This is very lightweighted vagrant image for Hadoop big data lab. The total memory needed is only 4G (450M left after all service are started). It will take around 30 minutes to download and setup depending your download speed. The above daily status indicates if the software download url is live or broken.
This distribution is compatible with HDP 2.6.4, besides upgrade hive and hadoop to stable version.
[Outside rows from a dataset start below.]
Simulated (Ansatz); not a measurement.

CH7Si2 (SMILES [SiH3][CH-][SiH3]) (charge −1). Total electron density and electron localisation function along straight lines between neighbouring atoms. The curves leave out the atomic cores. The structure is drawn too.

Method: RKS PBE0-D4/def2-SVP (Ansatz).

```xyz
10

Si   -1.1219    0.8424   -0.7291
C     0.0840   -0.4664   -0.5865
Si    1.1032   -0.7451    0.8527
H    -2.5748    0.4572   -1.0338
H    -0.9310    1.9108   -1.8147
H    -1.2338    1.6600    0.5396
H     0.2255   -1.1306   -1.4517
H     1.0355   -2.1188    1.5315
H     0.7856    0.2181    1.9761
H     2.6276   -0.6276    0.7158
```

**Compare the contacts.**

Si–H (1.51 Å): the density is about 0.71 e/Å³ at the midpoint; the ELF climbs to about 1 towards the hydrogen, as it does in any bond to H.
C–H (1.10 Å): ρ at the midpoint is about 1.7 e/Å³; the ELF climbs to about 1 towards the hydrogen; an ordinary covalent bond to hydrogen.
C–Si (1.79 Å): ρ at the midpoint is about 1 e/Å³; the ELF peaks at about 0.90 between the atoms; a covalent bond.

Hadooper | Stream | Visualization | Utility |
---|---|---|---|
hadoop-2.7.7 | flink-1.5.0 | grafana-5.1.3 | git |
hive-1.2.2 | spark-2.3.3 | zeppelin-0.8.1 | mysql |
hive-2.3.6 | confluent-4.1.1 | maven | |
hbase-1.3.6 | dos2unix | ||
phoenix-4.13.2 | aria2 |
- Install Oracle VirtualBox in main operation system
- Install Vagrant in main operation system
- Go to a proper folder and git clone this repository
git clone https://github.com/datafibers/lab_env.git
- If you prefer to install specific configuration from branch,
git checkout <branch_name>
- If you prefer to customize install config, you can modify conf/install_config.sh or install_version.sh or this section.
- To install
cd lab_env && vagrant up
- After installed, you'll need to run
ops format
to format hadoop only for the first time. - To update the default settings, use command
cd lab_env && git pull && vagrant provision
- Enter
ops
to get full command help - Enter
ops start all
to start all service - Enter
ops status
to check status as follows
vagrant@vagrant:~$ ops status
****************Starting Operations****************
[INFO] [ZooKeeper] is running at [3232]
[INFO] [Kafka] is running at [3302]
[INFO] [Kafka_Connect] is running at [3464]
[INFO] [Schema_Registry] is running at [3387]
[INFO] [Flink_JobMgr] is running at [4298]
[INFO] [Flink_TaskMgr] is running at [4644]
[INFO] [Spark_Master] is running at [4702]
[INFO] [Spark_Worker] is running at [4926]
[INFO] [Zeppelin_Server] is running at [5060]
[INFO] [HBase_Master] is running at [3658]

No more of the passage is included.